About this interview Series
This is an Interview series on Lean Transformation & Lean Culture, created by Noventa Consulting.
In lean transformations, the soft-factors, such as culture and leadership are often underestimated. Lean is philosophy, and therefore much more than a toolbox. The purpose of this interview series is to start a discussion about lean culture with lean leaders and lean experts across the planet.
Karyn Ross is a practicing artist from Toronto, and coauthor of the Shingo Award-winning «The Toyota Way to Service Excellence: Lean Transformation in Service Organizations» Her mission is to help her clients to find their purpose. She uses creativity in combination with the Toyota Way principles, practices and tools, to strive towards Service Excellence. Her unique approach enables organizations to build more purposeful ways of working. Her clients are large and small companies, that span across a wide range of industries; Insurance, HR, transportation, and retail.
„Problems cannot be solved with the same mindset that created them.“ – Albert Einstein
How did you start your Lean Journey?
I was a full-time mom with two kids without a working permit in the United States. When I started working, I was a customer service representative in an organization that was managing payroll for their clients. You can imagine that we didn’t always get 100% of the payroll right. I understood the purpose of my role was to make sure that my customers were satisfied. I believe that people are not numbers. I realized that behind the payroll were real people who wanted to fulfill their purpose. The first time I heard about Lean was in 2010. I stumbled across a book on Kaizen. I immediately felt that the Kazen principles helped me to improve customer service in my organization. I later read the book «The Toyota Way to Continuous Improvement: Linking Strategy and Operational Excellence to Achieve Superior Performance» by Jeff Liker. When I went through the first few chapters, I had many questions and comments. Since my husband is University professor like Jeff Liker, I decided to send an e-mail to Jeff with my comments. I thought that the worst thing that could happen is not getting any reply, so I pushed the send button. A short while later I received his response. Seven years later we coauthored a book that was awarded the Shingo Prize.
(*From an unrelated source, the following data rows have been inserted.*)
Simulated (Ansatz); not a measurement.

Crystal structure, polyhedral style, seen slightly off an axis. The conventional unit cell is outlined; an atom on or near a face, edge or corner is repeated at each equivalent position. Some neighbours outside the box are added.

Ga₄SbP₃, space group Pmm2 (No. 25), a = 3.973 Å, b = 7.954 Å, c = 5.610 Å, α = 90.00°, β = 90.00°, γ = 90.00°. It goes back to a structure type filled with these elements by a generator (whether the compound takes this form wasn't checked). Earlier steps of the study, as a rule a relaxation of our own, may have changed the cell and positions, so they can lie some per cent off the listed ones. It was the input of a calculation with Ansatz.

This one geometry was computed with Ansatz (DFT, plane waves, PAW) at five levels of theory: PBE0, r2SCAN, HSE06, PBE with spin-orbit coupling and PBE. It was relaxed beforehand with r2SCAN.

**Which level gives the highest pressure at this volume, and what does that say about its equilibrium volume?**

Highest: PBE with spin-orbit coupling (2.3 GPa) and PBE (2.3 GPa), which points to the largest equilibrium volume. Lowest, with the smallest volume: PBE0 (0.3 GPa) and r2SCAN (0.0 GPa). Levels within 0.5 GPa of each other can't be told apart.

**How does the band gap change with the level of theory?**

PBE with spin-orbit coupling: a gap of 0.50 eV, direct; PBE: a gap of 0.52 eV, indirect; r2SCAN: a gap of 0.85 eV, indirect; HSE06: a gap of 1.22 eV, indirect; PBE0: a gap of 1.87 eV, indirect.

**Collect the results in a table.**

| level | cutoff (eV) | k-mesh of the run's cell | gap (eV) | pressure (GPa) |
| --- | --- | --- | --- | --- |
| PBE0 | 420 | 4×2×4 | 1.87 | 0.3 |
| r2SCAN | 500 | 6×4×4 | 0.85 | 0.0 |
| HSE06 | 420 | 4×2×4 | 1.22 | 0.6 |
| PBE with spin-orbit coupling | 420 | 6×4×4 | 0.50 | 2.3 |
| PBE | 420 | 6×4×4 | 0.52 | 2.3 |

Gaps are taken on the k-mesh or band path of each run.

What is your mighty vision?
My vision is helping people to improve the world, one individual at a time; We focus on helping our clients to find their true reason for being.
This board is my KRC Permaculture.
First, I will prepare the soil for their learning
Then, I will plant the seed of purpose!
Next, I’ll help them develop strong roots ability and understanding (challenge people to learn by doing outside their comfort zone)
I’ll nurture the new shoots as they gain strength (nurture and care for them with quality and quantity of contact)
Finally, they will flourish, thrive and grow forever!
My company values are in the leaves: Growth, Creativity, Learning, Diversity, Value to customers, Humanity, Cooperating, Community, Respect, Care, Joy.
How do you describe purpose driven consulting?
Purpose-driven consulting is to help our clients to understand the reason for being, through coaching, consulting and workshop facilitation. I see my customers as valuable human beings and my goal is to help them become capable, confident and independent practitioners. We use the learning-by-doing approach to teach people how to create better ways for working, that satisfy their specific customers and help them fulfill their specific purpose. I believe that how we get there is as important as where we are going.
Of course, results are important, but how we achieve them is just as important. Humans are longing for belonging and want to work for a larger purpose. Through purpose-driven consulting, we create engaging, real, personal, human relationships.
How do you use creativity combined with the Toyota Way principles to strive towards service excellence?
I understand Lean as a living system. We are all real human beings and not numbers or machines, even though in business we often describe companies as well-oiled machines. I help my clients to reconnect with their inner-creativity. I believe that we are all born as creative beings.
I create habits of creativity within an organization. We usually start by defining or clarifying the purpose of the organization. I help the leaders or leadership team to bring their vision to paper as a drawing. Because a picture says more than a thousand words. The people then explain how they understand the vision. This is a powerful way to engage everyone throughout the organization.
We have two kinds of client organizations. One; companies who are structured and rigid and who lack in creativity and innovation. I help them to get more creative and innovative. Two; companies who are strong at innovating and ideation, but who are weak in execution and processes. I help them to improve their structures and processes. It is important to balance creativity and structure.
At Karyn Ross Consulting we don’t do extensive theoretical lean training, instead, we focus on defining the purpose and applying the PDCA-cycle to create service excellence. I want to help my clients to move from I CAN’t to I CAN. I consider long training as batch and therefore Muda. Often, people don’t find theory engaging and fun. When my clients say that they don’t understand a problem, I ask them «What do you think we should do?»
People don’t find it engaging copying practices and tools of Toyota. These tools help Toyota fulfill their customer needs. Every organization must create their solutions based on the fundamental principles of lean like flow.